It is an obligation of an advocate, in cross-examination, to convey to the witness the evidence the advocate intends to adduce to rebut the evidence of the witness. This is called “putting” the case to the witness. The witness will have the presumed opportunity to comment on the “case” of the advocate’s witnesses.
The potential penalty for failure by the advocate to do this is a prohibition by the court on the advocate adducing evidence contradictory of the witness’ evidence. In fact, the advocate will, in such circumstances, concede the failure and ask for leave to, belatedly, “put” the case to the witness or witnesses. This may not be convenient (it usually is not) and may be impossible. It will certainly cost money. The cost will be met by the advocate’s client. The court ensures this by permitting the witness to return, conditional on the advocate consenting to an order against his/her client on the costs.

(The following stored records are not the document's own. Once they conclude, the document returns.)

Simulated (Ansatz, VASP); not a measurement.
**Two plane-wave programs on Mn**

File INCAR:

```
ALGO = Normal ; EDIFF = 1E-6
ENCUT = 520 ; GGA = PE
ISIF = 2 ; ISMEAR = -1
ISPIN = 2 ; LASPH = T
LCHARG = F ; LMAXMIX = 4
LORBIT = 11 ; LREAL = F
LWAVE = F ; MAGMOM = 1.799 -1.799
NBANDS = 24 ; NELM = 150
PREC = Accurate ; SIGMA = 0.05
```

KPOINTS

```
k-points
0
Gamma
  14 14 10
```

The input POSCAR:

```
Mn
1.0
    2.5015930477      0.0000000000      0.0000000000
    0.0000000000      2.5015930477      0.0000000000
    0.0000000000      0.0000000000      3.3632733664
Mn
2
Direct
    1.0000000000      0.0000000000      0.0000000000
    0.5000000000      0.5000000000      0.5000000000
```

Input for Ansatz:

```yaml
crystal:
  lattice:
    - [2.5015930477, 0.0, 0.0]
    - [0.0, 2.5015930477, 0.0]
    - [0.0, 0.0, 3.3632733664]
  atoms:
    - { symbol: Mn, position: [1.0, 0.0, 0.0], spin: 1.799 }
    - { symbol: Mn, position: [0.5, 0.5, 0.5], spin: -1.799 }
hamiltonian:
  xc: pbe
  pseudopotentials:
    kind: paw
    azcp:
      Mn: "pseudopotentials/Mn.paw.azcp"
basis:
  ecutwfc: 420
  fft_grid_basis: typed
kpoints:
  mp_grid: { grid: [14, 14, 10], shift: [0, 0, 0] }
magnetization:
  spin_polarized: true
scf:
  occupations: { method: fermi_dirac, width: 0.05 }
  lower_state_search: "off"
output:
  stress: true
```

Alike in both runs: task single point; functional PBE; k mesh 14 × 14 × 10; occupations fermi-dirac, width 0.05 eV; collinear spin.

There are often matters on which the advocate has no evidence to present in rebuttal. That does not preclude the advocate from seeking to challenge the witness on the point or points. However, the advocate is not permitted to leave the witness under the mistaken impression that the challenge is the “putting” of the advocate’s case. To avoid this, the advocate “suggests” to the witness that “…………….”. This formulation is a signal to the witness that the advocate is asking the witness to agree or disagree with the advocate and that the advocate is not going to call rebuttal evidence.